Makes two 12-inch pizzas
- 1½ cups warm water (105°F to 115°F), plus up to 2 teaspoons more if needed
- 1 teaspoon active dry yeast
- 4 cups bread flour (or all-purpose flour in a pinch)
- 1 teaspoon salt
- 2 teaspoons sugar
- 3 tablespoons extra-virgin olive oil, plus extra to oil the bowl
- In a 2-cup liquid measure, combine ¼cup of the warm water and the yeast. Let the mixture swell for 5 minutes. Lightly flour a work surface, pizza peel, or cutting board.
- Add the flour, salt, and sugar to the bowl of a food processor and pulse a few times to combine.
- Add the remaining 1¼cups of warm water to the yeast mixture and stir to combine. Pulse the dry ingredients again, then gradually pour the yeast mixture and then the olive oil through the top feed tube. Continue to pulse the dough until it pulls away from the side of the bowl and forms a ball. (Add up to 2 teaspoons more of warm water, adding one at a time, and pulse if it is not coming together.)

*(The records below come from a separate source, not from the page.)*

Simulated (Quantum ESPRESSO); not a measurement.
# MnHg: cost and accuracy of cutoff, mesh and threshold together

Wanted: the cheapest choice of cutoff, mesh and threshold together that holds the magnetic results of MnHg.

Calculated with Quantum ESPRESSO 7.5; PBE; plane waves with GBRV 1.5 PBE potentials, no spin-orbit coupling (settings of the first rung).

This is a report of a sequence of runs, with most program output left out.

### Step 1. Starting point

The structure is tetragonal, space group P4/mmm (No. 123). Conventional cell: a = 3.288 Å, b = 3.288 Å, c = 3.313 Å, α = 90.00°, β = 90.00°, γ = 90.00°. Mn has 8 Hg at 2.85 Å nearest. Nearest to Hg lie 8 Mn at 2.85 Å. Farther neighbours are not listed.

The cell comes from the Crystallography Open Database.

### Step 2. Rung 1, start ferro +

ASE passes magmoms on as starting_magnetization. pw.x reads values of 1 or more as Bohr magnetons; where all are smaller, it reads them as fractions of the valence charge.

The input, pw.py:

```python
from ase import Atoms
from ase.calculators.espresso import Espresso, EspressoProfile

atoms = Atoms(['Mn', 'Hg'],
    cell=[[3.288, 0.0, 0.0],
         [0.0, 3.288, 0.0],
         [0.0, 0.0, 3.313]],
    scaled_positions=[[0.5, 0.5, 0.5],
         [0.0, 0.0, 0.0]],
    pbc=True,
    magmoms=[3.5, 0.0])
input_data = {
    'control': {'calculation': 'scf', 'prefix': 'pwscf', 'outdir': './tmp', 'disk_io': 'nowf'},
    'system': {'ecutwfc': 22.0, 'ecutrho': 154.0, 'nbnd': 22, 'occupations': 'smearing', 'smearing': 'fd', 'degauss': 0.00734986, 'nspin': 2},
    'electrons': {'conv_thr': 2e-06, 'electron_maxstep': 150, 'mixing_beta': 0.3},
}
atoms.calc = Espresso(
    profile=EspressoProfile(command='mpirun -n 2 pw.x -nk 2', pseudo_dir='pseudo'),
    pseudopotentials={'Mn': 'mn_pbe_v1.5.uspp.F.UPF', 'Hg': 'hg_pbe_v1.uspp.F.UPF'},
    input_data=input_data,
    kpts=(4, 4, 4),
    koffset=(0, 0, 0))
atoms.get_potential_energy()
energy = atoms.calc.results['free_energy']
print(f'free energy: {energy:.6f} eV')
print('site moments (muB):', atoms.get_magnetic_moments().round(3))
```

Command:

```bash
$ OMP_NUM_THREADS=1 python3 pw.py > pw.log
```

- Use a silicone spatula to scrape the dough out onto the prepared work surface. Knead it briefly until it is slightly sticky. Shape the dough into a ball and place it in a large oiled bowl, cover the bowl with plastic wrap, and set it aside in a warm part of the kitchen to rise until it doubles in size, about 1½hours (at least 30 minutes if you can’t wait).
- Flour the work surface again. Punch down the dough and scrape it onto the work surface. Divide the dough in half and knead each piece briefly into a smooth ball. Flatten the balls into thick disks, wrap individually in plastic wrap, and let the dough rest for about 20 minutes. To use the dough the next day, refrigerate the disks and bring to room temperature before proceeding.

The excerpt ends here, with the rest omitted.